539 F2d 373 United States v. Steelhammer

539 F.2d 373

1 Media L. Rep. 2607

UNITED STATES of America, Appellee,
Richard STEELHAMMER, Appellant.
UNITED STATES of America, Appellee,
Andrew GALLAGHER, Appellant.

Nos. 75-2178, 75-2179.

United States Court of Appeals,
Fourth Circuit.

Argued June 9, 1976.
Decided July 22, 1976.

Roger W. Tompkins, Charleston, W. Va. (Stone, Bowles, Kauffelt, & McDavid, Charleston, W. Va., on brief), for appellants.

Larry L. Simms, Washington, D. C., for the Reporters Committee for Freedom of the Press as amicus curiae.

Wayne A. Rich, Jr., Asst. U. S. Atty., Charleston, W. Va. (John A. Field, III, U. S. Atty., and Frank E. Jolliffe, Asst. U. S. Atty., Charleston, W. Va., on brief), for appellee.

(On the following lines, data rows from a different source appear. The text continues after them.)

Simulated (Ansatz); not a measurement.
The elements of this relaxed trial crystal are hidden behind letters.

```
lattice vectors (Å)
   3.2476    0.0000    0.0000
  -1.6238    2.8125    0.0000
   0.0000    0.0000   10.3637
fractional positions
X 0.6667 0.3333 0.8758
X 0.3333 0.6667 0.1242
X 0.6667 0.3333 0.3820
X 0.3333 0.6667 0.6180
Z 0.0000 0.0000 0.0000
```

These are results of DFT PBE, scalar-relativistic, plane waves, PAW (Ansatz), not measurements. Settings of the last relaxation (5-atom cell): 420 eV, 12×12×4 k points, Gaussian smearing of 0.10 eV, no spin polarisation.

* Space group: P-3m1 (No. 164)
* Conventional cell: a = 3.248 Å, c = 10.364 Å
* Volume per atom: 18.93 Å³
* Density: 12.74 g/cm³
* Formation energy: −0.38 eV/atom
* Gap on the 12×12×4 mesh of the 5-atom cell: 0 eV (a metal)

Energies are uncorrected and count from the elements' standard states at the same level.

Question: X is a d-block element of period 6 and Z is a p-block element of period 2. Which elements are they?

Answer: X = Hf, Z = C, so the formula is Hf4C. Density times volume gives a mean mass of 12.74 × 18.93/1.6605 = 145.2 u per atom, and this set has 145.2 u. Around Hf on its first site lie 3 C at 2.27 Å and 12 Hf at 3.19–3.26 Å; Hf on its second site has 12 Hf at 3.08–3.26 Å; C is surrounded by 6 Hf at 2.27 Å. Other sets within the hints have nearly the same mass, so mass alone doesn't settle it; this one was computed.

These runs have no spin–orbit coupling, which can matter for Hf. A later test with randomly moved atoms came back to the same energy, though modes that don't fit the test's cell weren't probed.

Before BRYAN, Senior Circuit Judge, WINTER, Circuit Judge, and KUNZIG, Judge, United States Court of Claims.*

ALBERT V. BRYAN, Senior Circuit Judge:

view counter

Newsreporters appeal their commitment of six months imprisonment for contempt of the District Court in refusing to obey its direction to answer questions of the prosecuting counsel when called to the stand as witnesses under subpoena in a civil contempt trial. They urge vacation of the judgment on the ground that it has deprived them of the protection of a qualified privilege vested in them by the First Amendment, to gather news and so inform the public on matters of public concern.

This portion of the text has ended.